The Great Divide
The biggest challenge facing the church today – and what we can do about it...
‘The words “ministry” and “calling” are often applied to people in paid Christian work, but I apply them to my role as a businesswoman. I want to encourage others to ask: “Where am I called, where do I minister?” It might be in the classroom. It might be in the swimming pool. For me, my frontline is in the boardroom of businesses in the UK.’
So says Joëlle Warren MBE, who founded and now chairs executive search firm Warren Partners. Her CV is extensive and varied: as well as working with boards across the public, private, and voluntary sectors, in 2019 she led the Crown Nominations Commission for the appointment of the Archbishop of York. She also serves as Her Majesty’s Vice-Lord Lieutenant for Cheshire. It’s fair to say she knows a bit about living out your faith in every sphere of life.

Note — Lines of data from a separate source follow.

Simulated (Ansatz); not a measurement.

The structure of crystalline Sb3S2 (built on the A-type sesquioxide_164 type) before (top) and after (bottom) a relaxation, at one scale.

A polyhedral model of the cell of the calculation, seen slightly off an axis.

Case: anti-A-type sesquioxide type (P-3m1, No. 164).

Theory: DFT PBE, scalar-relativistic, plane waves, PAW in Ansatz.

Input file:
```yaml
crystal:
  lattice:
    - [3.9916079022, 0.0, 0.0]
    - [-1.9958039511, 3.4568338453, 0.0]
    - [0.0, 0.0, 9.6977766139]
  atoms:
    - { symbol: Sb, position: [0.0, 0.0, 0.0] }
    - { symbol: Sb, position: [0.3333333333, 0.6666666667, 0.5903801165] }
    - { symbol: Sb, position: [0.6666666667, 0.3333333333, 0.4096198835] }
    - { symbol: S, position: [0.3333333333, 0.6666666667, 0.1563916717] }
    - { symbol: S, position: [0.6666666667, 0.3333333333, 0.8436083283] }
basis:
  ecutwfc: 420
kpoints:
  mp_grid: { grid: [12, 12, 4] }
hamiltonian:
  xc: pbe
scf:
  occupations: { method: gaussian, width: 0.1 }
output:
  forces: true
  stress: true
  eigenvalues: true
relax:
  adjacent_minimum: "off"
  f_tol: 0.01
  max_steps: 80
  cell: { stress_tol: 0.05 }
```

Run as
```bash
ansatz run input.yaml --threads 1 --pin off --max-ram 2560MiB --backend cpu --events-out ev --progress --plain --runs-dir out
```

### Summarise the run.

‘Jesus calls us to go and represent him out in the world,’ she says. ‘We’re sometimes sent to places where there’s darkness – if we as Christians aren’t shining his light, it won’t be shining.’
The idea that God has work for us to do out in his world might seem obvious. But for many Christians, it’s not something we hear clearly expressed in church. That’s why we at LICC published The Great Divide in 2010, challenging the lie of the ‘sacred-secular divide’ – the feeling among Christians that some parts of life (Sunday services, church activities) are important to God but others (work, study, sport, hobbies) are irrelevant.
Eleven years later, The Great Divide’s message has reached thousands of churches and helped release tens of thousands of Christians into frontline mission – not least when Scripture Union sent it to all 75,000 of their subscribers. Now, to build on that progress, The Great Divide has been updated and redesigned for a new generation. Joëlle spoke at the launch event in June – and doesn’t mince words when it comes to the sacred-secular divide.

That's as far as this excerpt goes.